Validity of the rigid band picture for the t-J model

TL;DR

This study uses exact diagonalization to examine the doping dependence of the single particle Green's function in the t-J model, providing evidence for rigid-band behavior near half-filling and clarifying the origins of deviations from it.

Contribution

It demonstrates that the rigid-band picture is valid near half-filling in the t-J model and explains the symmetry-based reasons for deviations at higher energies.

Findings

Rigid-band behavior observed near half-filling.

Deviations due to symmetry constraints at higher energies.
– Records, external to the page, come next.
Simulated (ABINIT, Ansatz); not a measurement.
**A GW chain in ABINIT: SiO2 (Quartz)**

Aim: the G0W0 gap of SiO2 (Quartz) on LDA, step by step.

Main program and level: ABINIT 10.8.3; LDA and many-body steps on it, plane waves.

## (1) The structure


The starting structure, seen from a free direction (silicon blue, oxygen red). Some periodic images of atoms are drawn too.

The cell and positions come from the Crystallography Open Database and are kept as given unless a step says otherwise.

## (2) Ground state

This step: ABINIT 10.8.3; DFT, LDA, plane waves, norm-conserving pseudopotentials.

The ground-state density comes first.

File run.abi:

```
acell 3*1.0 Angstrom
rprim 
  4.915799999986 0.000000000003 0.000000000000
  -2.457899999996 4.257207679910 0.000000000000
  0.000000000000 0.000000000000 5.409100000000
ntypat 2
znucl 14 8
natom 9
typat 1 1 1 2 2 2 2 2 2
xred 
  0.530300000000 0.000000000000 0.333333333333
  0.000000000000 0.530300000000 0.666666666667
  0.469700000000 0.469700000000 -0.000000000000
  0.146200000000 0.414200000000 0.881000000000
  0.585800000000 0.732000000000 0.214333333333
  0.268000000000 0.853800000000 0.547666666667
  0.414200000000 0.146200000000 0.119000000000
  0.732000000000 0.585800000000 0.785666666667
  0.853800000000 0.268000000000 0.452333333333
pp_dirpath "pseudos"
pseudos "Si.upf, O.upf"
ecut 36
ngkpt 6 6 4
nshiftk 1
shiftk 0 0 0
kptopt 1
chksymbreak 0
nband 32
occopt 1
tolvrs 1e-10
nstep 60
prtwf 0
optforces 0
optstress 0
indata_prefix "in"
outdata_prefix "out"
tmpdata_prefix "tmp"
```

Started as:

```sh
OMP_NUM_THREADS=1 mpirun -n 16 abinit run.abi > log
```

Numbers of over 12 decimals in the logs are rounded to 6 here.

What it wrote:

No evidence for a Luttinger Fermi surface or simple nearest-neighbor hopping band.

Abstract

We present an exact diagonalization study of the doping dependence of the single particle Green's function in 16, 18 and 20 site clusters of t-J model. We find evidence for rigid-band behaviour starting from the half-filled case: upon doping, the topmost states of the quasiparticle band observed in the photoemisson spectrum at half-filling cross the chemical potential and reappear as the lowermost states of the inverse photoemission spectrum. Features in the inverse photoemission spectra which are inconsistent with rigid-band behaviour are shown to originate from the nontrivial point group symmetry of the ground state with two holes, which enforces different selection rules than at half-filling. Deviations from rigid band behaviour which lead to the formation of the `large Fermi surface' in the momentum distribution occur only at energies far from the chemical potential. A Luttinger Fermi surface and a nearest neighbor hopping band do not exist.